Blow Out (1981)

Rating:

USA. 1981.

Crew

Director/Screenplay – Brian De Palma, Producer – George Litto, Photography – Vilmos Zsigmond, Music – Pino Donaggio, Production Design – Paul Sylbert. Production Company – Cinema 77-Geria/Filmways

Cast

John Travolta (Jack Terri), Nancy Allen (Sally Bedina), John Lithgow (Burke), Dennis Franz (Manny Karp)


Plot

Film sound effects man Jack Terri goes out to a lonely bridge one night to tape some natural sounds. He sees a car go off the side of the bridge and dives in to rescue the female passenger, although is not able to save the driver. Later he learns that the driver was a senator, a prime candidate for the next Presidency, and that the girl Sally Bedina was a hooker. Replaying his tapes, Jack deduces that the car’s tire was shot out and realizes that the accident was in fact a planned assassination. When Jack tries to get people to believe his story, a hired killer is sent to eliminate he, the tapes and the girl.


Brian De Palma is one genre contributor about whom reviewers are highly divided. Praising Brian De Palma for his not inconsiderable directorial dazzle and stylishness also has to sit alongside accepting De Palma’s frequent derivativeness (notably of Hitchcock) and a definite misogynistic undertow. De Palma first drew attention with the psycho-thriller Sisters (1973) and continued to draw accolades with the genre parody The Phantom of the Paradise (1974) and the Stephen King adaptation Carrie (1976), but started to slip into stylistic empty-headedness with the silly Vertigo (1958) rehash Obsession (1976) and the terminally confused The Fury (1978). De Palma next ventured into a string of psycho-sexual thrillers with Dressed to Kill (1980), Blow Out and Body Double (1984), which drew a storm of outraged feminist protest against De Palma. It may have been this that caused De Palma to subsequently abandon the horror/psycho-thriller genre altogether, with occasional sporadic returns such as Raising Cain (1992), Femme Fatale (2002), The Black Dahlia (2006) and Passion (2012). Brian De Palma’s work since has been a never-entirely satisfying string of films that have vied between commercial – The Untouchables (1987) and Mission: Impossible (1996) – or critical success – Scarface (1983), Casualties of War (1987), Carlito’s Way (1994) – or neither – The Bonfire of the Vanities (1990), Snake Eyes (1988), Mission to Mars (2000) and Redacted (2007) – but never seemingly both.

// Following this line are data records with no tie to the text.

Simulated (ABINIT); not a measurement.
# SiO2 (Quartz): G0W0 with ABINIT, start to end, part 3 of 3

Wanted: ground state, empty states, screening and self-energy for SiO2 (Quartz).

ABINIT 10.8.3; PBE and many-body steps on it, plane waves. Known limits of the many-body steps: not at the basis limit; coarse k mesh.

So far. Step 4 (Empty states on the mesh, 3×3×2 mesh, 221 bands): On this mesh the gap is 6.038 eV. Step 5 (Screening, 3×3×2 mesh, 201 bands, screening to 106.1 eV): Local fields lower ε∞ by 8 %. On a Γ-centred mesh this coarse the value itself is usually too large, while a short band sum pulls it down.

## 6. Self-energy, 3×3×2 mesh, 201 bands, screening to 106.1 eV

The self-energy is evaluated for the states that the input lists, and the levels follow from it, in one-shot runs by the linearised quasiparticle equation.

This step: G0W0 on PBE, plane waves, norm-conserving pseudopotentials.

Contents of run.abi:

The similarity of titles between Blow Out and Michaelangelo Antonioni’s Blow Up (1966) – a film that featured David Hemmings as a photographer obsessively poring over blow-ups of a photograph that seemed to reveal a murder – is not coincidental, for Blow Out is another of Brian De Palma’s homage movies. In other places, De Palma copies almost scene-for-scene from Francis Ford Coppola’s The Conversation (1974). He himself claims he took inspiration from a fascination with political incidents like the JFK assassination and Chappaquiddick. Nevertheless, Blow Out is a fascinating film. It is certainly Brian De Palma’s darkest work. It holds a genuine cynicism about the genre that De Palma is working in – you sense De Palma was tiring of the psycho-thriller (and indeed his next genre film Body Double would be his parting with the genre for some time). De Palma parodies the famous shot at the start of Halloween (1978), opening on a continuous killer’s eye point-of-view-shot that goes on for several minutes following a slasher around a dormitory brimming over with girls in a state of undress – but in a familiar De Palma-esque reality twister this is then revealed to be a film-within-a-film called Co-ed Frenzy. It is clearly Brian De Palma sending up the excesses of Friday the 13th (1980) and imitators. There is an amazingly bleak and cynical ending wherein Nancy Allen’s dying screams are used to perfect the scream that John Travolta is looking for for the slasher movie soundtrack.

De Palma clearly has scathing regard for the slasher cycle. Part of this may well be because Dressed to Kill came out at the same time as Friday the 13th and was lumped together as part of the same sadistic/misogynistic parcel by some of the more extreme critics, despite the immense differences in quality. De Palma is clearly slamming slasher films for promoting sex and sadism, while the end pointedly paints them as exploitative of real human suffering. De Palma ends up siding with those who attacked Dressed to Kill, although when you see De Palma’s trashy Body Double, made three years later, which does pander to the exact same elements being parodied here, you wonder if De Palma was aware of the irony and failed to see that much of this applied to his own work too.

Stylistically, De Palma shows off and Blow Out contains some of his most directorially impressive set-pieces. Vilmos Zsigmond’s photography, all filled with striking contrasts between fore- and background, has a shimmeringly hallucinatory hyper-real quality to it – there is a stunning sequence with John Travolta on a bridge with a directional microphone where the camera pans away to focus on the source of the natural sounds he picks up, each coming in exquisite crystal-clear vignettes. There is an equally stunning sequence later on as John Travolta pieces the assassination together with De Palma cutting back to visual interpretation of each sound in flashback. John Lithgow’s elimination trail and the big climactic set-piece of a hunt amidst a Liberty parade are all dazzling set-pieces too.

John Travolta gives his second performance for Brian De Palma (his first was Carrie). This was the period before Travolta revived his career and was still trying to shuck teen heartthrob roles – Quentin Tarantino, who gave Travolta his big career revival in the 1990s, cites Blow Out as his favourite John Travolta film. Nancy Allen gives her third performance for De Palma following Carrie and Dressed to Kill but her vacant Barbie-doll bubblehead character (a role that would have been perfect for Melanie Griffith in Body Double mode) is one of the film’s minus points.

Brian De Palma’s other genre films are:– Get to Know Your Rabbit (1972), Sisters/Blood Sisters (1973), The Phantom of the Paradise (1974)Obsession (1976), Carrie (1976), The Fury (1978), Dressed to Kill (1980), Body Double (1984), Raising Cain (1992), Mission to Mars (2000) and Femme Fatale (2002). De Palma (2015) is a documentary about De Palma’s life and films.